The list of scientific methods to find and analyse archaeological material that have arisen since the 1960s is ridiculously long. Do you know how relative chronologies like the Three Age System were tied to definite dates before the invention of 14C dating? Archaeologist tried to track artefacts or artefact types up from Egypt or the Middle East, because it was still thought that all culture spread to us Europeans from those directions. Of course we still can’t be completely sure about anything, but at least we now have relatively certain chronologies. Of course radiocarbon isn’t the only dating technique, there’s luminescence and other radiometric techniques. That’s dating, and we have ways of finding sites now, too, that aren’t sticking up out of the ground. GPR, magnetometry, even aerial photography depends on portable cameras that produce high-quality photographs – by the power of science! Well, electrical engineering, I suppose.

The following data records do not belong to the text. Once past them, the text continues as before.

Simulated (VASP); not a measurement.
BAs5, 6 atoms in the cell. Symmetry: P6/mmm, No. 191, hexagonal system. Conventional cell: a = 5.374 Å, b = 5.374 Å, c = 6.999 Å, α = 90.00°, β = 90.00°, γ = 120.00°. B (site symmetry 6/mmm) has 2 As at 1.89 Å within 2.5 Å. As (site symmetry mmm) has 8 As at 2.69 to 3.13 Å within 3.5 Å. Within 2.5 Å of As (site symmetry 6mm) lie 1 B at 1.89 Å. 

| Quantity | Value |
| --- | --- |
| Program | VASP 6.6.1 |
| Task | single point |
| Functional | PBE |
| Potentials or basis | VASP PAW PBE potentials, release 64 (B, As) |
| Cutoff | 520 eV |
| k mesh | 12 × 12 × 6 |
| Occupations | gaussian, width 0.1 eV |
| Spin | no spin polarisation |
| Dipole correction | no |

I read some of Shanks and Tilley’s book when I was revising for the exam, and they argue for a chapter or so about how artefacts should be presented in museums, that they should be tied in more with a social narrative and so on (where they do have a point, depending of course on the purpose of the museum), but how would these things be preserved, especially delicate organic remains, if it wasn’t for scientific preservation methods? Like supercritical drying, to name one really cool one, used to stop wood from shipwrecks shrinking and distorting as it dries. I COULD GO ON.

But instead I will go back to the financial argument. Scientific developments have cost millions of pounds, sure, but how much money have they saved? Newly developed techniques may be expensive, but the great thing about technology – it gets cheaper as it gets better. I keep being told that field archaeology is all about budgeting your money so you can get the most out of the evidence you find. Magnetometers are still fairly expensive pieces of equipment now, but they must have been much more expensive in the ’60s. (I tried to find information about magnetometer prices, but seriously, where would you find these things?)

I can’t imagine what archaeology would be like if everyone argued about theory and ignored scientific developments. It would be utterly pointless and depressing, and I don’t think I’d want to be a part of it. I’m studying this discipline to find out things about the past, to get as close to the facts as possible. And unfortunately, that’s a bit more expensive than sitting around arguing and patronising Native Americans.

 


* I’m refering to a quote from this article which one of my professors used in an AMT lecture:

“[Sokal] gave as his example an archaeologist who asserted that there was no incompatibility between the position of scientists who had evidence that Native Americans came to North America across the Bering Strait more than ten thousand years ago and the position of Indians who believed that their ancestors arose, fully formed, from a subterranean world, and asked which one was true. His question seemed entirely reasonable, at least until the postmodernists in the audience began to pick it apart.
“On whose authority should we be forced to ask your question?” someone at the back asked Sokal….
“I don’t understand,” Sokal responded, a little exasperated. “These are two theories that are mutually contradictory”.
“Oh no,” someone else chimed in. “The question is, Should the question be answered?”
Sokal was on unfamiliar ground now, and things were getting worse, because just then [anthropologist] Andrew Ross [asked]… “Why would you choose a question that would put on trial Native Americans?” he said, seizing the upper hand. “Why, then, in a polarizing way, are we asked to decide this question?”